What for many years were deep currents are now surfacing: some Arab Israelis are distancing themselves from Israel. Many have totally identified with the Palestinian enemy and its false narratives. Their commitment to the country in which they live is being eroded.

There are more and more signs of this realignment. The night before last, outside the home of Moriah Cohen, who was stabbed in the back on Wednesday as she was walking her children to kindergarten, a group of young Arabs marked her path as part of the battle for Sheikh Jarrah. In a video posted on the website Al-Qastal News, the youths broke out in song: "The fire has been lit and the weapon sings. Young people, ask, O for a state, and hope. The fire has been ignited from Acre to Tira…" In Lod, too, a similar song was heard: "My homeland, my homeland, the youth will not tire until you are independent or until they are dead."

For anyone who is having trouble putting two and two together, former MK Mohammed Barakeh recently explained that "Jerusalem has dear sisters: Jaffa, Haifa, Acre, Lod, and Ramle." In a speech broadcast on Palestinian television, Barakeh said that "A few months ago, during the latest intifada [uprising], the focus of the resistance to the Zionist oppression was in these cities, which people had tried to eulogize, pervert, and remove from the map of Palestine. They rose up and said, 'Palestine is here.' It used to be called Palestine, and it is called Palestine once again." (Translation by MEMRI)

Ra'am is also starting to remove its mask. Its MKs, including party leader MK Mansour Abbas, are openly talking about their Palestinian identity, which takes precedence over everything else. "I am a Palestinian Arab who is an Israeli citizen. I will not turn my back on my roots," Ra'am MK Iman Khatib-Yasin said Wednesday in a meeting of the Knesset Finance Committee devoted to tax benefits to NGOs that promote acceptance of the Nakba narrative.

If this trend continues for a few more years, Arab Israelis and Arabs in the "territories" will become a single entity, not only in terms of how they think of themselves but also in terms of their behavior: contrarian, provocative, and rebellious against the state in which they live.
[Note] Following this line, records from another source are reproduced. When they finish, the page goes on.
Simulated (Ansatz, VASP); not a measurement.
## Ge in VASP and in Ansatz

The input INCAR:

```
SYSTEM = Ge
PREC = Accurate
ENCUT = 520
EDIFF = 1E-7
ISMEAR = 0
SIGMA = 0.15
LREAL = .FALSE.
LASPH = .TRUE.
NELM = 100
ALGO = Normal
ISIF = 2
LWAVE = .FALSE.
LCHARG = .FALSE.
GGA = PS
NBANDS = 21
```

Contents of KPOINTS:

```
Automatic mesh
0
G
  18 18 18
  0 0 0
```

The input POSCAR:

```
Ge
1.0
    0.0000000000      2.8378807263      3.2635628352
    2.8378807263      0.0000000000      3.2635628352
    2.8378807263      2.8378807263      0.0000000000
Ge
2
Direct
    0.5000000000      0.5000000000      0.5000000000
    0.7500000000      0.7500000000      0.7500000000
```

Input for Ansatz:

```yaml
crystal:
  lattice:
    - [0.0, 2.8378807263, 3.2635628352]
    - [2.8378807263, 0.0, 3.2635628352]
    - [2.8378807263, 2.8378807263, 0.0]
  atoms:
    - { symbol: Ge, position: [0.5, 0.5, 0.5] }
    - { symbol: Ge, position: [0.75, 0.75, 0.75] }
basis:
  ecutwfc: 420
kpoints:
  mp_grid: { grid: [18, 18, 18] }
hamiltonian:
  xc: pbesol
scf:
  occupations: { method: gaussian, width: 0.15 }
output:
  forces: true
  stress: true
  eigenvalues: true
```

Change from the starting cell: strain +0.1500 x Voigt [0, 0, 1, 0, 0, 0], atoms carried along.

The riots of May might be only the first chapter. Israel cannot allow itself to ignore what is happening. The growing crime in the Arab sector is also part of this complicated issue. It is happening in areas in which the government has lost control and been replaced by brutality and growing nationalism. The Israeli vacuum in these places attracts both crime and nationalism. Soon, we'll have a hard time differentiating between them.